The de-Broglie wavelength of an electron is the same as that of a photon. If velocity of electron is $$25\%$$ of the velocity of light, then the ratio of K.E. of electron and K.E. of photon will be:

We need to find the ratio of kinetic energies of an electron and a photon that have the same de Broglie wavelength, given that the electron's velocity is 25% of the speed of light.

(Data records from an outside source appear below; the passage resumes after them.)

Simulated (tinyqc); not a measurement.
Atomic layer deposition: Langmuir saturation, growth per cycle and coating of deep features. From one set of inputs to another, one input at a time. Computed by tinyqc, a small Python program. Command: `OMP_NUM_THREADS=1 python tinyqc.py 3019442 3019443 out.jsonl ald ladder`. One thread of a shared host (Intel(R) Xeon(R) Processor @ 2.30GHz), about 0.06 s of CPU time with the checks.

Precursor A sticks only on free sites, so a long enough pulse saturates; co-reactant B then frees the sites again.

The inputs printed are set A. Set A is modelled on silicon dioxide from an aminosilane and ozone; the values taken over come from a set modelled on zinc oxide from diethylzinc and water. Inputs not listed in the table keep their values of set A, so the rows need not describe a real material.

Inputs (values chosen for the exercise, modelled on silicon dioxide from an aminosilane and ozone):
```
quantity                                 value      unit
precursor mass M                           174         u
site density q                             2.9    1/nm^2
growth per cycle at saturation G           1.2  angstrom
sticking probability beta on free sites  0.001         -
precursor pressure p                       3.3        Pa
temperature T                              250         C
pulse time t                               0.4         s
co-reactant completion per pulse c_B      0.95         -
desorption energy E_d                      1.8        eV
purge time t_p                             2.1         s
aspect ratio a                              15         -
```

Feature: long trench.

For the electron (using classical kinetic energy since $$v = 0.25c$$):

$$KE_e = \frac{1}{2}m_e v_e^2$$

We can also write this as: $$KE_e = \frac{p_e v_e}{2}$$ (since $$p_e = m_e v_e$$).

For the photon:

$$KE_{ph} = E_{ph} = pc = \frac{h}{\lambda} \cdot c = \frac{hc}{\lambda}$$

Since both have the same de Broglie wavelength $$\lambda$$:

For the electron: $$\lambda = \frac{h}{p_e}$$, so $$p_e = \frac{h}{\lambda}$$

For the photon: $$\lambda = \frac{h}{p_{ph}}$$, so $$p_{ph} = \frac{h}{\lambda}$$

Therefore, $$p_e = p_{ph}$$ (equal momenta).

$$\frac{KE_e}{KE_{ph}} = \frac{p_e v_e / 2}{p_{ph} \cdot c}$$

Since $$p_e = p_{ph}$$, these cancel:

$$\frac{KE_e}{KE_{ph}} = \frac{v_e}{2c} = \frac{0.25c}{2c} = \frac{1}{8}$$

The correct answer is Option (2): $$\frac{1}{8}$$.